K-State quarterback Jake Waters is the nation’s No. 24-rated passer, ahead of TCU’s Trevone Boykin and Notre Dame’s Everett Golson, entering Thursday night’s game in Morgantown.

 

MORGANTOWN, W.Va. — When West Virginia last encountered Jake Waters, he was quarterbacking a Kansas State team that had lost to an FCS opponent during a 2-4 start.

Those four losses during the first half of 2013 rattled Waters, who had dropped only four games the previous five years of high school and junior college ball. He was shaky and unsure and had been yanked from the Wildcats’ previous two games, during which time he combined to go just 9-of-22 and looked certain to forfeit the job outright to Daniel Sams.

But winners don’t stay down for long, and the only trigger Waters needed was to relocate his confidence.

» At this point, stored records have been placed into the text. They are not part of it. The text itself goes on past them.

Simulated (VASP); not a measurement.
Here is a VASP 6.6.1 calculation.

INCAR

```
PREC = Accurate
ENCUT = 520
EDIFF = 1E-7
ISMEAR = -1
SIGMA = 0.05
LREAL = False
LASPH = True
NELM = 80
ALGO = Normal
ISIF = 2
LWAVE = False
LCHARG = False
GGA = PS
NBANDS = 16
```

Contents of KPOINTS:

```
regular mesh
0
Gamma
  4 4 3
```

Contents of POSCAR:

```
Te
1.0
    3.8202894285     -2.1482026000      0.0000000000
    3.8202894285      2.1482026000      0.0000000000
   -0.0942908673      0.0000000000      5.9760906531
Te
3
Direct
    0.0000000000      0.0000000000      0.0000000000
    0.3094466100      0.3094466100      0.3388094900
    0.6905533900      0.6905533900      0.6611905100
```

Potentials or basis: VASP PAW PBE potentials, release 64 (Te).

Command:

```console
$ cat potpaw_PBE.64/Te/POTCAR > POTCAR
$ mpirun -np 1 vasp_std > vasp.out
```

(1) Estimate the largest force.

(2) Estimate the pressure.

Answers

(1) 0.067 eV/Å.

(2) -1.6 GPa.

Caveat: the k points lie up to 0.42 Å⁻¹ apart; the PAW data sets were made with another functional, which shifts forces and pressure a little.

He found plenty of it against West Virginia.

Waters completed 10-of-13 passes for three touchdowns and 198 yards—resulting in a ridiculous 281 quarterback rating that day—and he added 55 yards rushing on 10 carries as K-State whipped the Mountaineers 35-12. That performance under the Manhattan sun launched a string of six wins in the season’s final seven games and restored Waters to his delightful old self.

“It all just sort of came together that day,” he said.

The 2014 version of Waters ranks 24th nationally in quarterback efficiency and hasn’t had to look over his shoulder at Sams, who transferred to McNeese State. Nor has he suffered through the mistakes and timidity that first greeted him at K-State. Waters has thrown 13 touchdowns against four interceptions this season. One of those INTs was an on-the-numbers pass that ricocheted off Tyler Lockett in the end zone against Auburn on Sept. 18, a turnover that ultimately cost K-State the upset.

The 6-foot-1 Waters has seven rushing touchdowns and a pair of 100-yard games to boot, making use of those inside keepers like his much larger, taller predecessor Collin Klein used to do.

“It’s a little different body type, but both are athletic,” said Dana Holgorsen, whose team has gone 0-2 against K-State in Big 12 play leading up to Thursday night’s third meeting.

While Klein placed third in the 2012 Heisman voting, Waters was making his own unlikely push for the award—at least until K-State’s 41-20 loss at TCU last week. Now the Wildcats come to Mountaineer Field with no margin for error in the Big 12 championship race.

Waters, with two runs of 50-plus yards this season, will stress the West Virginia defense with run-pass options on many snaps.

“They do some unique things in the run game with the quarterback that poses problems,” Holgorsen said. “They will do some things where he is doing the option. Then they are just going to flat out snap it to him, and he is going to run the ball. You have to account for him, but then he can still throw the ball and he has some pretty quality receivers.”